The Yi Jing ‘Book of Changes’ was foremost among the five ancient classics of China. Kongfuzi (Confucius) is reputed to have said “If years were added to my life, I would dedicate fifty to study the ‘Yi Jing’, then I might approach perfection” (Analects 7.16) . “The Yi Jing thinks of nothing, does nothing; in tranquility, unmoving, it fathoms what is at the back of everything in the world” (Great Appendix to the Yi Jing). Many great scholars have studied the ‘Yi Jing’, which is still widely known as ‘I Ching’ following the Wade Giles system, as a source of contemplation and reflection. Marcel Granet ➚ has described it “as the Cosmos in capsule form”. It served as a broad method for characterizing all things, people, events and situations systematically. As many objects and actions are associated with a particular hexagram it was used as a proto-science - putting everything in its appropriate logical context. In Imperial China its influence was all pervasive; the Qing dynasty Emperor Kangxi's edition of the I Ching had by then accumulated no less than 218 commentaries written by esteemed scholars.

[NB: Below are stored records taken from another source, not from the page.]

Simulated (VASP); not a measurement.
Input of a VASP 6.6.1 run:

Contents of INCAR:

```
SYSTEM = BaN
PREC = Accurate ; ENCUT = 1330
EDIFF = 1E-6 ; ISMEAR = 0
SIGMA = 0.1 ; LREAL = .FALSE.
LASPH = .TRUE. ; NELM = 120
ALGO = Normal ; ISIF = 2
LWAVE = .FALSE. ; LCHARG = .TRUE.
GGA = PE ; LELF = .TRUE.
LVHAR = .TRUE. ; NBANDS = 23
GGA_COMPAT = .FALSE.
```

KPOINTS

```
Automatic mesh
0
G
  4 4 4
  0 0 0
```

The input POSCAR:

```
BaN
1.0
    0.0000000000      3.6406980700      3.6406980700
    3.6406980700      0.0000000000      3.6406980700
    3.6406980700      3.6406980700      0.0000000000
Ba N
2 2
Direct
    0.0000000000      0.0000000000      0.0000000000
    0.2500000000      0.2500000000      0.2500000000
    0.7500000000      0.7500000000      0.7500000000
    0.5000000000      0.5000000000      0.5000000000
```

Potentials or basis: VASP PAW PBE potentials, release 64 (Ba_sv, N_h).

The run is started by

It is called ‘Book of Changes’ because it is rooted in transformation. In the classic divination method two hexagrams are cast at the same time, the one changing to the other.
Feng Shui, Confucianism and Yin/Yang all contribute to the ‘(Book of Changes ➚’). Nowadays it is best known as a popular fortune telling system, but its foundations go deeper. It builds ‘hexagrams’ made up of six lines that are each either yang (solid) or yin (broken). A hexagram is termed a gua 卦 guà in Chinese. It is a combination of two trigrams made up of three lines to form one of eight trigrams (bagua 八卦); that are shown surrounding the traditional taiji (yin-yang) figure in the illustration. Two trigrams combine together to give the six lines that represent one of 64 possible hexagrams.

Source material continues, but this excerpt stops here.